Justin Doby won’t let hardships and criticism silence his cheers.
Doby, a third-year mathematics students from Gaineville, is one of two male cheerleaders on the Florida A&M co-ed cheerleading squad this year. Doby became interested in cheerleading when he was a sophomore in high school.
“In high school, I think the movie Bring It On came out and I was inspired to try out, plus my friends were like ‘oh you should come and tryout’ and I did,” Doby said.
Cheerleading coach Brandy Tatum said men were always allowed to tryout for cheerleading at FAMU, but they were not added to the squad until 2007. Tatum wanted to allow another HBCU an opportunity to have a co-ed squad, which she believes will attract more male cheerleaders to FAMU.
“My parents were supportive when they found out I was cheering. They laughed and actually thought it was funny,” Doby said. “They would come to my games and say ‘oh, look at you out there’ and videotape.”
Doby said he has been labeled effeminate because he cheers, but he did not let that deter him from cheering. He said that he has dealt with stereotypes, but no one has ever told him that he should not be cheering because of them.
“We stereotype everything we do,” Doby said. “It just comes with the territory.”
Doby said he was criticized in high school for being a cheerleader, but now that he is in college, he does not have to hear it as often.
Tatum said Doby has cheered for three years and stands out as a leader.
“He has great technical skills that help us build competition routines. He definitely has a vision for what looks good with motions and dance techniques,” Tatum said.
Christopher Tillman, a sophomore education student and cheerleader at FAMU, finds Doby’s leadership skills motivating.
“When I first started cheering, I hated to workout,” Tillman said. “Justin told me that the other cheerleaders would count on our upper body strength for lifting and stunts. That motivated me.”
Tatum tries to educate people about cheerleading and what cheerleading provides to individuals.

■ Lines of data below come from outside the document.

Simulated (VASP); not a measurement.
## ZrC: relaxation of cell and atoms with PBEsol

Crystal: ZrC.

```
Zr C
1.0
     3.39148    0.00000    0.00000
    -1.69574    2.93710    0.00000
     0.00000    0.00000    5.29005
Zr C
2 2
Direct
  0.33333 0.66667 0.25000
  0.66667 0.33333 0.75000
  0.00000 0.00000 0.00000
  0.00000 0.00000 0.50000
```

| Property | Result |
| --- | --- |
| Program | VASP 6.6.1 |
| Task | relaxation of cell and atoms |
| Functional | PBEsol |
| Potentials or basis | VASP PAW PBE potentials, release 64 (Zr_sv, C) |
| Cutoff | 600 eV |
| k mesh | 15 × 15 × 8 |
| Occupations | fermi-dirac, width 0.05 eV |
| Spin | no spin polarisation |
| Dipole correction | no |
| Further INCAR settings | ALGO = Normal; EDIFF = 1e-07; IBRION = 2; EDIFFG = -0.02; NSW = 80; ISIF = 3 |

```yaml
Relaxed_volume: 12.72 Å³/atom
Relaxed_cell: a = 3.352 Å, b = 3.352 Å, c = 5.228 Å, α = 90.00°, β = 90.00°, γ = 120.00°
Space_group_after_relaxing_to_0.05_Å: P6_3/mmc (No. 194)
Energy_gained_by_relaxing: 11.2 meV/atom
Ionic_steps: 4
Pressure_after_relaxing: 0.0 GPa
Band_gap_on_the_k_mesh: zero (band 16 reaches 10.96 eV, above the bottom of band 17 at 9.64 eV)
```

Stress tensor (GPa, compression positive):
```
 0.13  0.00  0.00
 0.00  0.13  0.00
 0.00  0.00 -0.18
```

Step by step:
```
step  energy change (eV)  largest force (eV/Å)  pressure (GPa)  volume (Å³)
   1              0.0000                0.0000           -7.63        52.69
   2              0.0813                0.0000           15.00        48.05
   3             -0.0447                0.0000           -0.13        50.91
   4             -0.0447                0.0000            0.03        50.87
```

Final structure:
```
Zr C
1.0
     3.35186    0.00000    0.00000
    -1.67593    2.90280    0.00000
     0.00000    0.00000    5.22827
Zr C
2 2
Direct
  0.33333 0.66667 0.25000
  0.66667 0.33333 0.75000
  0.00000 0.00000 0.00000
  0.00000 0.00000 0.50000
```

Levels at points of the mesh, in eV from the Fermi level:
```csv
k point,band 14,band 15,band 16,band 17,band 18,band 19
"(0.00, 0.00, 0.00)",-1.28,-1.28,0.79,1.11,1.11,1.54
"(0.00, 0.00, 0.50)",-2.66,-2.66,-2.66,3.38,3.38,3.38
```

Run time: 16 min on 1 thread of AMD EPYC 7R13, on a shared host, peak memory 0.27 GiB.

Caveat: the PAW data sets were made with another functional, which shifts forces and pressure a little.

“It is a stigma around male cheerleaders, but if you look at any school like Kentucky or Old Miss, the PWI’s (predominately white institutions), it seems not to be that big of a deal to have males on their cheerleading squads,” Tatum said. “I just try to educate people so they can make educated comments.”
Coach Tatum is happy to have Doby on her squad and even more proud of his progress.
“I have watched him grow from a shy, kind of reserved guy to the leader he is for this team today,” Tatum said.